There is so much talk these days about social and emotional wellbeing, it has almost hit ‘hype’ status! But what does emotional wellbeing actually mean?
Well, it is more complex than a one line definition. Emotional wellbeing is closely linked to mental health and it involves the ability of a person to understand, regulate and control their emotions in a healthy way. Being emotionally well means you are able to function in society, bounce back from adversity and setbacks in life, and generally have the ability to cope with the normal stresses of everyday life.
Some of the key areas of emotional wellbeing include resilience, confidence, self-esteem and relationships. A person who is emotionally well has an understanding of their emotions and how these emotions influence their reactions, and they can control their emotions and emotional reactions to live and work effectively. They can build and maintain positive relationships, cope with the stresses of daily life, engage with society and adapt to change.
As statistics rise of anxiety and depression within children, school systems have increased their attention to and implementation of emotional and social wellbeing programs. While these efforts are a step in the right direction, they still leave many children slipping through the cracks.
It is vital that we support our youth to develop an understanding of their emotions, and tangible strategies to control their emotions and emotional reactions. Being healthy in the mind is critical to ensuring social success, and has huge implications on academic performance as well. If a person does not feel emotionally well, if they are overly emotional, sad, worried or angry then this will affect their ability to learn and perform. We know this within ourselves, and it is true for children also.
So what can we do?
TALK! There is so much power in simply talking about emotions, about how we feel and why. Many children do not understand the emotions they feel and cannot name them. Helping them to verbalise their feelings can help them to process their feelings.
Take care of you own emotional health! It sounds simple, but many people neglect their own health and wellbeing over their children’s. You can’t give from an empty tank! You need to take the time to assess your own emotional wellbeing, and put a plan in place to ensure you are filling your own tank.
Practise mindfulness. Learning to be present in the moment can help you to become more aware of your emotions and emotional reactions, leading you to be able to better manage them. Being able to still and quiet your mind is an invaluable tool in the busy chaos of modern life.
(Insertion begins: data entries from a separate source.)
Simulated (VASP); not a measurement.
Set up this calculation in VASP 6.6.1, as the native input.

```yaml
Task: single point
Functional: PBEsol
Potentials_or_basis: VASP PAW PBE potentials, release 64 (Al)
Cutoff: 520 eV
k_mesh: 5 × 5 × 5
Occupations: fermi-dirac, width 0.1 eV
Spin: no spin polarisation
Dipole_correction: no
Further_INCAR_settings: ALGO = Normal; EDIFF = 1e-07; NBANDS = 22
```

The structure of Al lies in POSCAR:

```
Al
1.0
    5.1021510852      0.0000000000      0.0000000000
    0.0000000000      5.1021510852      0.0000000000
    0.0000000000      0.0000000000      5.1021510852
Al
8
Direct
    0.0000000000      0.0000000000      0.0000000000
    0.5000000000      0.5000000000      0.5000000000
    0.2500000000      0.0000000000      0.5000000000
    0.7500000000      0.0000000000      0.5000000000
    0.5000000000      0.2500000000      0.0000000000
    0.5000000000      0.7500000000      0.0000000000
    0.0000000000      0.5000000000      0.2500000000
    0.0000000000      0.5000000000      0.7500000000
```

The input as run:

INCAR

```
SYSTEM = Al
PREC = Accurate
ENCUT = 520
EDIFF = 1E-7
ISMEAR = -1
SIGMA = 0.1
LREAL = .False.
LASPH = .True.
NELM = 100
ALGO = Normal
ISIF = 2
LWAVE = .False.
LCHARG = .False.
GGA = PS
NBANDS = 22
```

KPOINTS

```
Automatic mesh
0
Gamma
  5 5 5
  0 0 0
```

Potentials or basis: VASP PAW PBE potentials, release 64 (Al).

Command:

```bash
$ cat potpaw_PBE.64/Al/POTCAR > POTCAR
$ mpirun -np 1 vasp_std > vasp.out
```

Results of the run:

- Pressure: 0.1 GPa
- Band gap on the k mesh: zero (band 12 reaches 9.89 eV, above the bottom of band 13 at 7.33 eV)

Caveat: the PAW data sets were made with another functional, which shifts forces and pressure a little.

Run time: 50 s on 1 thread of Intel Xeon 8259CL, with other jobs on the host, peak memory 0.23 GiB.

Get plenty of sleep, eat well and exercise. Find something active that you enjoy, and schedule it into your routine. Try yoga, martial arts, Pilates, swimming, team sport, running! Anything that you gain enjoyment from will quickly become a healthy habit and not feel like a chore.
Keep track of your emotions. Try writing in a ‘feeling’ journal, or add a quick note to your calendar or diary. This is a great way to check on how you are feeling most often and why.
Most importantly, if you do not feel emotionally well for a period of time, seek help. Talk to someone you trust, your doctor or a mental health service such as Beyond Blue. You are not alone, and it is NOT a sign of weakness. The sooner you seek help the better.